Is it acceptable to have a quadratic interaction term in OLS regression? Does this violate the assumption of OLS regression as predictors should have a linear relationship?
1 Answers
Is it acceptable to have a quadratic interaction term in OLS regression?
Statistically speaking this is not specifically a problem, though in some situations such a term may seem odd unless other terms are also in the model. (You might also run into issues with interpretation or multicollinearity.)
If you mean "is it acceptable to my colleagues/audience/supervisor?" ... that depends on your colleagues (etc).
In some situations there may be quite good reasons to avoid such a model.
Does this violate the assumption of OLS regression as predictors should have a linear relationship?
It does not violate the assumptions of linear regression (OLS is an estimator, not a model, please don't conflate the model with the method you use to estimate its parameters).
You may be slightly confused about what the linearity refers to. It is not required that $E(Y|x)$ be linear in any particular predictor; it will be linear in the set of columns in the $X$-matrix ("design matrix"). In that case, it will still be linear regression (indeed "linear" in linear regression really refers to linearity in the parameters, but that also means linearity in the columns of $X$).

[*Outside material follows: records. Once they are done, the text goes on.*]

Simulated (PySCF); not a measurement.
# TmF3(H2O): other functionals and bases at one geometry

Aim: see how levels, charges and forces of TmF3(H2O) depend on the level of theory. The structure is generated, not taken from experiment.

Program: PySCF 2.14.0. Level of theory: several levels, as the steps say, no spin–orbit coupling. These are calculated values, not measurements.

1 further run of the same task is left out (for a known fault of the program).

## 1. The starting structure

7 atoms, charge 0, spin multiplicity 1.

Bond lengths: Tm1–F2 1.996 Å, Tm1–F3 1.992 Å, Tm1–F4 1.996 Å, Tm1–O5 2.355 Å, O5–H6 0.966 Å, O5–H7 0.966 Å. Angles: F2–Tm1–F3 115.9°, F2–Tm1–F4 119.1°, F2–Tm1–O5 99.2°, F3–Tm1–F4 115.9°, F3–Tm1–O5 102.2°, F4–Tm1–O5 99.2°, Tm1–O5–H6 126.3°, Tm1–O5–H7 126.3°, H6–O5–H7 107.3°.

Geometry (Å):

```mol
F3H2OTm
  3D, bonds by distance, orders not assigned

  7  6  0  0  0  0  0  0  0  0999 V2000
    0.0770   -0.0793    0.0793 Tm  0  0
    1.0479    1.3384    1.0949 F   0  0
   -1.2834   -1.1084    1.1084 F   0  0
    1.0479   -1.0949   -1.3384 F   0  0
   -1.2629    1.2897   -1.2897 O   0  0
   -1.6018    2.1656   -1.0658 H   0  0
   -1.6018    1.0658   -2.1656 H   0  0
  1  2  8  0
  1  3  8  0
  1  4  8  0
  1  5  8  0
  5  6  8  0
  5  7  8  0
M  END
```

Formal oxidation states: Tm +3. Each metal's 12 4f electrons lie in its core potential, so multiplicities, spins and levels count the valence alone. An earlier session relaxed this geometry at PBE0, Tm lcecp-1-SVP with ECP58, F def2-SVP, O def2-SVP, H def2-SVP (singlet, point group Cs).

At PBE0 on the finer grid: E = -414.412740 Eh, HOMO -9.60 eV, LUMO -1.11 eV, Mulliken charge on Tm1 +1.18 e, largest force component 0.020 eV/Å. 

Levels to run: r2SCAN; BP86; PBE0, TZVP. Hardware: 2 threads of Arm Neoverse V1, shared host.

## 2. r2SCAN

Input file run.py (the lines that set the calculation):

You can have linear regressions with powers of $x$, or terms like $\log(x)$ or $x\log(x)$ or $\sin(ax)$ and $\cos(ax)$ (with specified $a$), or the set of basis functions in a natural cubic spline fit, or many other things besides. See some of the examples in the links here (some of the later examples are not linear regression, but it should be clear in the context; the linear ones are under item 1. and transformations of $x$ in item 2.).
It's also possible for such things to occur in interaction terms but naturally the more complicated the model the harder it may be to interpret (let alone issues like multicollinearity).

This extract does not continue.